Firefox OS phones are now available through 15 carriers in 30 countries, Gal said, and the Orange deal will increase that by another 13. Mozilla said that each month, about 3 million people visit its app store, the Firefox Marketplace, and download millions of apps.
And Mozilla's initial low-end thrust -- including a major new partnership with Orange to bring Firefox OS to 13 countries in the Middle East and Africa announced here -- could be helpful in the longer run. Analyst firm GfK believes smartphone growth rates will slow in 2015 "due to developed markets reaching saturation point," said analyst Kevin Walsh.
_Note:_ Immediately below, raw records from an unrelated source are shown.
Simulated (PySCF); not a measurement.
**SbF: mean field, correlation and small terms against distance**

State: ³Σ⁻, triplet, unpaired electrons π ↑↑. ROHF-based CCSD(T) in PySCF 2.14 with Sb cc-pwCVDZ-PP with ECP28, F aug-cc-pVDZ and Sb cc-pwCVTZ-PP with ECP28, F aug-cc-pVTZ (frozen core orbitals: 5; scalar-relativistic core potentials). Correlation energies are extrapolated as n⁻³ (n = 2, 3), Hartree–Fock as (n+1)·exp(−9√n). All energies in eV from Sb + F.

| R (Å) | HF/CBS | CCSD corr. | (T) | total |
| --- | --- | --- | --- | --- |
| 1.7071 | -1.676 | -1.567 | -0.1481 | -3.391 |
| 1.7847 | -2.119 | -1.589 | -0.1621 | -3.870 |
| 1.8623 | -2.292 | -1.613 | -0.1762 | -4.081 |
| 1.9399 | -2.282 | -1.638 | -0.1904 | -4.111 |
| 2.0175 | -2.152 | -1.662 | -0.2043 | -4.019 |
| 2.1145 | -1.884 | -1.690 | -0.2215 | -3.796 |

As a result, growth will shift to developing economies that buy cheaper phones. "We forecast emerging regions [will] drive growth in 2015 as smartphones further penetrate lower price points," he said, chiefly those costing less than $100.
Developer recruitment troubles
A strong point of Firefox OS is that, since it's a browser-based operating system, it can in principle just load a Web site or Web-based app. Even with iOS and Android apps a top developer priority, it's important to have a presence on the Web, too.
In practice, though, making sure Web apps are tailored for the small screen and tested with Firefox OS is another matter. Take the view of Erez Pilosof, chief executive of Hop, a startup trying to remake the world of email with a text messaging-style interface. It's currently developing a version of Hop for browsers on people's PCs based on its users' requests, Pilosof said. "We'll consider porting the Web version to Firefox OS, but I must say we have lots of users and never received a request for Firefox OS," he said.
Another pessimist is Rob McCarthy, technical advisor at Mobiquity, which develops mobile apps for a wide range of business clients.
"The only place we see Firefox going as a mobile OS is down-market, to people who can tolerate limited apps, less than ideal performance and low-end device quality," he said. "The OS itself does not do enough to enable it to be cost- or feature-competitive to Android in any mature market. Without that competitiveness, it's hard to see the value a developer can get out of Firefox OS in selling apps."
Even Mozilla's Firefox OS partners say the app situation needs work. "We also want to see them develop the ecosystem," said Jean-Marc Polga, Orange's device program manager.
Web apps need better performance before they can run apps like Looksery, which analyzes faces in video to add special effects to people's appearance, said Looksery CEO Victor Shaburov. "This will not run as HTML5 now," he said. "Unfortunately we will not be able to support Firefox OS." Mozilla is working to cater to developers like him and game authors, though, with a JavaScript-speeding technology called asm.js.
Undercutting Android, influencing iOS
Gal, though, looks at more criteria for success than just apps. He also considers influence on iOS and Android.
Those operating systems, he said, have followed Mozilla's lead in advancing mobile Web technologies. "Today Android and iOS have more capabilities -- they have accepted APIs [application programming interfaces] that we proposed," Gal said. "The goal with Firefox OS is not just Firefox OS, but but make sure other OSes support the same APIs."
And even though Google's Android One program is bringing cheaper Android phones to developing countries, Firefox OS can undercut it.
"We heard back from vendors in India in particular that for them Firefox OS worked out better in sales numbers than Android One," Gal said, with the competition costing three or four times as much.
Firefox OS is maturing, too, and Gal thinks that will change how it looks and works.
"We had in the beginning to catch up to things native ecosystems could do three or four years ago," like Bluetooth or NFC radio communications. "The next step is less familiar territory -- to use the unique advantages of the Web and expose them more to the user," he said.
Specifically, that means making it easier to use software. With browsers today, you simply go to a Web page and it loads. There's no app store searching, downloading and installing.
With the Web, "You don't have to install something, you just experience it. When you go Amazon.com you don't download something. We think that's a more powerful experience than on iOS or Android," and he hopes Firefox OS will apply some pressure toward openness because of it.